10308 A French Louis XIV marquetry centre table, the centre with birds and a vase of tulips, roses and carnations, resting on a shelf with scrolling branches, within a border of scrolling acanthus and flower heads, the frieze with a drawer and similarly decorated, standing on turned and twist legs, joined by a shaped H stretcher with further marquetry decoration, and on bun feet.
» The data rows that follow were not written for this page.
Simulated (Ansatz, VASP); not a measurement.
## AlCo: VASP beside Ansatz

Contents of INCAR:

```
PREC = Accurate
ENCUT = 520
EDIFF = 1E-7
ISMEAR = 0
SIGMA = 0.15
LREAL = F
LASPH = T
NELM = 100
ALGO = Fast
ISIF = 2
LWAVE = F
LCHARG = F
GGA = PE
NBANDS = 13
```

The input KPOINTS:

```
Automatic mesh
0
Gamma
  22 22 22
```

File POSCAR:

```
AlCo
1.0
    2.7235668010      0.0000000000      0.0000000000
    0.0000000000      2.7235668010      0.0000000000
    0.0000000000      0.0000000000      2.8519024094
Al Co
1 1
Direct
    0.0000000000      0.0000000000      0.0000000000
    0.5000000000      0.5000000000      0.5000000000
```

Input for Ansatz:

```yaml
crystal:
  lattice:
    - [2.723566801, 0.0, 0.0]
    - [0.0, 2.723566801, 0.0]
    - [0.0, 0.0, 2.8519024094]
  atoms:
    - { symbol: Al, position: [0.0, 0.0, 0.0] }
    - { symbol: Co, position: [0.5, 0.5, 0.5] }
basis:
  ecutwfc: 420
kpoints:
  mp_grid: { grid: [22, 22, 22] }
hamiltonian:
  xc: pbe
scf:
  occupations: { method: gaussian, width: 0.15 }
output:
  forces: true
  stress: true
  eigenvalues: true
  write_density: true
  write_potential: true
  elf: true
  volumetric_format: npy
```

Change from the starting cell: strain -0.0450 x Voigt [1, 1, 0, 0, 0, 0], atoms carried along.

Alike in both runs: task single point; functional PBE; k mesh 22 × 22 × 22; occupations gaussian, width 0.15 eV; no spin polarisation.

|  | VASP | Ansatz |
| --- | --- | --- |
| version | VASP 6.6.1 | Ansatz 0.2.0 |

French, style of Thomas Hache, Grenoble
1690
Width: 41.75 ins (106 cms)
Height: 29.25 ins (74.5 cms)
Depth: 27.25 ins (69 cms) Sold
Description
The style of decoration of the top of this centre table shows the first phase of floral marquetry introduced under the reign of Louis XIV. Cabinetmakers from Germany and Holland, frequently Protestant, were attracted to Paris in the middle of the 17th century, bringing with them the new techniques of veneering and inlaying of the highest quality. The initial pictorial styles can be traced directly to flower paintings of Dutch masters, only later developing into finer, arabesque designs which became known as “Boulle” style after the great Parisian family workshop.
The Hache family are first noted in Calais, probably originally from Holland. Noel Hache (1630-1675) trained as a cabinetmaker, likely in the Paris workshop of a Dutch Protestant craftsman, ending his journeyman status in the city of Toulouse, being received as master in 1666. His son Thomas (1664-1747) trained in his family workshop following the death of his father and transferred to Paris, probably to the workshop of the great Pierre Gole, the masterful Dutchman who worked for the Crown. Though there is no record of this connection, the style and technique of Thomas’s work indicate an intimate knowledge of Gole’s known output. Close family and religious connections were a factor of achieving apprenticeships, and would make this route likely.
Thomas settled in Champery in 1689 and then Grenoble in 1693, from where he founded the most important cabinet making dynasty outside Paris.